Friday, March 31, 2006

Reasonable "Gay Marriage" Collective Look to Assimilate

Reuters.com has details:
Citing polling that suggests opposition to same-sex marriages is receding, gay rights advocates expressed confidence on Friday that such weddings would spread, despite a ruling by Massachusetts' highest court that bars homosexuals from other states from marrying there.

Activists on both sides of the issue were awaiting a court ruling on whether Washington will follow Massachusetts and become the second U.S. state to legalize gay marriage, at least among residents.

"Washington state's Supreme Court right now, any day, is going to deliver their ruling on marriage, so it's something that we've been waiting for a while now to happen," said Brad Luna of gay rights group Human Rights Campaign.

After hearing arguments in March 2005, Washington state's top court will decide whether to overturn two lower court rulings in favor of same-sex marriage. The case was brought by eight same-sex couples denied marriage licenses.
Of course, the catch is that the Massachussets Supreme Court threw a wrench into the works:
Massachusetts's highest court ruled in 2003 that it was unconstitutional to ban gay marriage, paving the way for America's first same-sex marriages in May the following year.

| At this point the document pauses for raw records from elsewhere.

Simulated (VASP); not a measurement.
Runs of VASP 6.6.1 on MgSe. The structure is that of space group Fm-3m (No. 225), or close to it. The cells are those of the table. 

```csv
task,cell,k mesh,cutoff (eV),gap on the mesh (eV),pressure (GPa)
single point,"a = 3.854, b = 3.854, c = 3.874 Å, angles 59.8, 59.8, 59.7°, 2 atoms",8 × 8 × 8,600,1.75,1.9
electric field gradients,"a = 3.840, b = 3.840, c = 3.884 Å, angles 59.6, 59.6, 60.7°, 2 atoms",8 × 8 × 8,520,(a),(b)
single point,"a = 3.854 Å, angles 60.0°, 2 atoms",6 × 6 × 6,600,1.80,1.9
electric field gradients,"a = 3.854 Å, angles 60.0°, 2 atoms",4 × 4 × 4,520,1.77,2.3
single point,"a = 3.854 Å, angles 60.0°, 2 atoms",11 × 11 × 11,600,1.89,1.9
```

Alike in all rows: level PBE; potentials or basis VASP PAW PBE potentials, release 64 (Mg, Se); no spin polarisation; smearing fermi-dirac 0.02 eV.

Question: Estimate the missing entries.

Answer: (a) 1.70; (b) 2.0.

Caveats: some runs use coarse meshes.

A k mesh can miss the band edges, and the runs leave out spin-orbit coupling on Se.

But on Thursday, that court quashed any chance of Massachusetts becoming the nation's gay wedding capital, ruling that homosexual couples from states that ban same-sex marriages cannot legally be wed in Massachusetts.

The ruling, upholding a 1913 state law barring nonresidents from marrying if their home state would not recognize the marriage, was in response to a lawsuit by gay couples from Connecticut, Maine, New Hampshire and Vermont.

"I really don't anticipate that the Massachusetts ruling will have much of an impact on other state courts because those courts will look at their own state laws and their own state constitutions, and rule accordingly," said Seth Kilbourn, political direct of gay rights group Equality California.
But the real problem? The misplaced optimism of "Gay Marriage" advocates. That polling data that indicates Americans' opposition to "gay marriage" is receding? Well, here's what Pew found:
A Pew Research Center poll taken in early March and released last week showed that opposition to same-sex marriage had dropped across the country in the past two years. But it also showed that just over half of Americans still oppose allowing gays and lesbians to marry.
In other words, the Reasonable have spoken, but the Fools won't stop laughing. And how Foolish we Fools must be, for we insist that marriage is ontologically dependent on the complementarity of man and woman. For some, strange reason, about 10,000 years of civilization has institutionalized marriage with the same prerequisite.

We are not Absolute Individuals encased in flesh that make simple reciprocal contracts with one another for our mutual benefit. We are human persons that answer a call to image God, human society and ourselves. Male and female matter. Our gender, like our body, expresses our personhood on this Earth. We subjugate it to some abstract notion of "self" at our peril.

This isn't about depriving anyone of their "rights." This is about accepting reality. Let the Reasonable sputter and foam across the discourse. I'll keep laughing and believing reality, anyways. Who cares to join me?